Protobuf Lab Session

At FARFETCH, we develop and run our own, full-fledged, OpenID Connect standard compliant identity server. You can read more about it in Authorization and Authentication @ FARFETCH. This allows us to have more control over our users’ data and to tailor every layer of this platform to our business needs, from the storage, where geolocation restrictions apply, all the way up to the design of the flows that impact the user experience.
The need for scalability and reusability between a growing number of teams led this platform’s architecture to evolve from the monolith it was before into a micro service oriented one. Also, given our appetite for beautifully designed HTTP APIs and API-First approach, it shouldn't come as a surprise that every service of this platform interacts with each other in a REST fashion using JSON payloads.
As the software evolves and we try to keep the pace, we naturally create abstractions to deal with the increased complexity these new architectures entail, by creating client SDKs, gateways, parsers, serializers and so on. While we do this, it’s easy to forget that a simple and innocent POST to the `/connect/token` endpoint, to acquire an access token with some scopes, will fetch numerous resources that are now spread across multiple services, for example, users, clients, identity and API resources.
To study scenarios like this, the FARFETCH ID cluster, a group of teams responsible for the FARFETCH ID platform, invented what is now known as LabSessions. The idea is simple: every month, a person from one of the teams is taken out of the sprint, during an entire week, to investigate and develop some topic of his own interest, as long as it can potentially bring value to teams’ products and there is a presentation to the teams at the end of the week. How cool is that?! Because we always strive to squeeze the best performance out of our services, this time, we decided to test the performance of the `/connect/token` endpoint if we replaced some of our internal REST endpoints with Protocol Buffers and gRPC.

Protocol Buffers
Protocol buffers (or shorter, Protobuf) is a mechanism for serializing structured data, developed by Google, that is both language- and platform-neutral. It solves the same problem of JSON but puts more emphasis on speed of serialization/deserialization than on readability of the serialized data.
To better understand the difference between Protobuf and JSON (or XML for what matters) take a look at the next diagram.

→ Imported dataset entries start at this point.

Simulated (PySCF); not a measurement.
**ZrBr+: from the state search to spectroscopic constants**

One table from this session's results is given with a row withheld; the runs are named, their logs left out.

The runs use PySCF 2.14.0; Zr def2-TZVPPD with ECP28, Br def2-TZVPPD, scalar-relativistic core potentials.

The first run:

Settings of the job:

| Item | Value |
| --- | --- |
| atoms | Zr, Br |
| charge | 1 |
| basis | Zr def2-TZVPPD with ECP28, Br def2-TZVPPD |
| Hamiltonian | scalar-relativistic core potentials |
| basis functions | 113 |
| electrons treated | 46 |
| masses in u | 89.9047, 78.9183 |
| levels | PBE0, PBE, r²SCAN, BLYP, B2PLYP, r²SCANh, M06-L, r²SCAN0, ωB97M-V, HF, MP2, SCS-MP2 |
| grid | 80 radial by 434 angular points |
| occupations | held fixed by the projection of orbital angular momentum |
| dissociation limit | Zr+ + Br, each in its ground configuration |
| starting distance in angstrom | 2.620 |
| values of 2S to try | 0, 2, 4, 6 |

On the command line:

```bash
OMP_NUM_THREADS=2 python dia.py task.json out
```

Before serializing, we need to write a schema for our messages in Protocol Buffer language (normally in a file with .proto extension). Then, this file is parsed by the protocol buffer compiler (protoc) that will generate classes to be included in our application, in a target programming language. These classes know how to encode and decode a message. By using different compilers for different languages, Protocol Buffers achieve their language- and platform-neutral claim.
The snippet below is an example of a `.proto` file and defines two messages.

The format is pretty much explanatory but there is one key point: see those numbers at the right of each field? It’s the field number. They identify the field in the message binary format, and they must be unique and not change ever, for the lifetime of the specification, once they are in use. If you follow this rule, messages serialized with old code can be parsed by new code, and messages serialized by new code can be parsed by old code. A special type `reserved` exists if you want to delete a field and make sure its number doesn't get used by mistake later.
gRPC
Protocol Buffers are pluggable in any RPC system, but a natural choice would be gRPC. It works particularly well because it is also developed by Google, and the relevant RPC code (server stub and client) can be generated directly from the `.proto` file. This makes it also language- and platform-neutral.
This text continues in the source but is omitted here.